Mary Henry (Candace Hilligoss) is riding in a car with two other girls. At a light they are challenged to a race by two guys in another car. The driver agrees while Mary and the other passenger get a little nervous. When the light turns green the two cars take off down the road. The car Mary is in ends up going over a bridge and into the water. Searchers are unable to find the car but a couple hours later Mary, covered with mud, crawls out of the water in a daze.
A couple days later Mary moves from Kansas to Salt Lake City, Utah. On the way she passes an old amusement park near Salt Lake. Mary begins to see a vision of a pasty-faced man with blackened eyes that stare. She gets a little freaked out.
Mary has a job playing organ at a church and gets a room in the home of Mrs. Thomas (Frances Feist). After settling in she visits the church and meets the Minister (Art Ellison). He offers to have a reception so she can meet the congregation. Mary declines. The minister is a little put off, but he lets it pass. He takes Mary with him on a call. They pass the Amusement Park on the way. She asks to stop and look at it. Mary wants to go in, but the Minister says that it’s off limits.
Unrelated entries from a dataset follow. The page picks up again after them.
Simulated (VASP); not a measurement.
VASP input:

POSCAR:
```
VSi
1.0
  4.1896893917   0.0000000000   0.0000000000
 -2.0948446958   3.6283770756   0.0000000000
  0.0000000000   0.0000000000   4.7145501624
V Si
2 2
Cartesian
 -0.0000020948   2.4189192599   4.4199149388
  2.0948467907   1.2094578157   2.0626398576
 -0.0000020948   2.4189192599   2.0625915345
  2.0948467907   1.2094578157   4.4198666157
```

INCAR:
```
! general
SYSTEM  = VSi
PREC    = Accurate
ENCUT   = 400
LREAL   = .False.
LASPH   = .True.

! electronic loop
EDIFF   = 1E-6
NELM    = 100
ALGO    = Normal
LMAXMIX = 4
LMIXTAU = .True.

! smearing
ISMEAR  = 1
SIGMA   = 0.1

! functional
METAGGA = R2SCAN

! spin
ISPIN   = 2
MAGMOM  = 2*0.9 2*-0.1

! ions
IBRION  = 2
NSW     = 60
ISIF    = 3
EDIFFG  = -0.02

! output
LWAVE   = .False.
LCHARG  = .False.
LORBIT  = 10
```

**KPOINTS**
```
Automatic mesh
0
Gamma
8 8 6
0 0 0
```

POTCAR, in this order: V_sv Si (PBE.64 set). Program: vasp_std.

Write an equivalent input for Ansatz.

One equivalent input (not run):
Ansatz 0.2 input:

Mrs. Thomas has one other boarder, John Linden (Sidney Berger), a rather slimy peeping tom that quickly tries to put the make on Mary. Mary doesn’t want to have anything to do with the creep, but she’s been seeing that strange man with the pasty face and she doesn’t want to be by herself. Creepy John is getting mixed signals from Mary and is beginning to think the girl is unhinged.
Mary’s visions are happening more and more. In town she has a fit but is calmed down by a doctor passing by. Dr. Samuels (Stan Levitt) is not a psychologist, but he is concerned and wants to help. While talking to Samuels she realizes that the Amusement Park is becoming a fixation with her. She decides to go out there and check it out for herself. Wandering around she sees nothing out of the ordinary, but she is still spooked. Mary isn’t sure why these things are happening to her. She’s beginning to think that something is wrong with her mind, but Mary has bigger problems than just being a little spooked.
“Carnival of Souls” was released in 1962 and was directed by Herk Harvey. It is a low budget horror film and a psychological thriller. The film has gone from box office failure to cult film to a classic in psychological horror. Viewings on late night TV helped to jump start the fan club. What’s better at midnight than a mind freak movie?
Director Harvey developed the idea for the movie after seeing the abandoned Saltair Amusement Park while driving through Salt Lake City. The movie was filmed mostly on location in Lawrence, Kansas and Salt Lake City, Utah. It was done on a shoestring budget of $33,000. The film's budget was raised over the course of one weekend from local businesses in Lawrence, KS. Harvey's crew consisted of five other people besides himself.
It just goes to show you that how much you spend on a movie is no measure of how spine-chilling it is. And “Carnival of Souls” is far more disturbing than it is scary. The fact that Mary would rather be around a creepazoid like John tells you how untenable Mary’s life has become. She’s running from something, but she doesn’t know what. She just knows that if it catches her, she’s lost.
Kudos to Candace Hilligoss. Having to basically carry the entire film by herself says a lot for her performance. She’s in almost every scene and through it all you really believe there is something wrong with her. And if it’s not her that is wrong then it’s the whole balance of the world and that is scary.
The film was the inspiration for director George A. Romero’s film “Night of the Living Dead” 1968. The story was inspired by the Twilight Zone episode “The Hitch-Hiker” 1960.
The shots of the ghouls rising out of the water were filmed in an apartment complex swimming pool near Harvey's house in Lawrence, Kansas. Harvey also appears in the film as the pasty-faced man stalking Mary.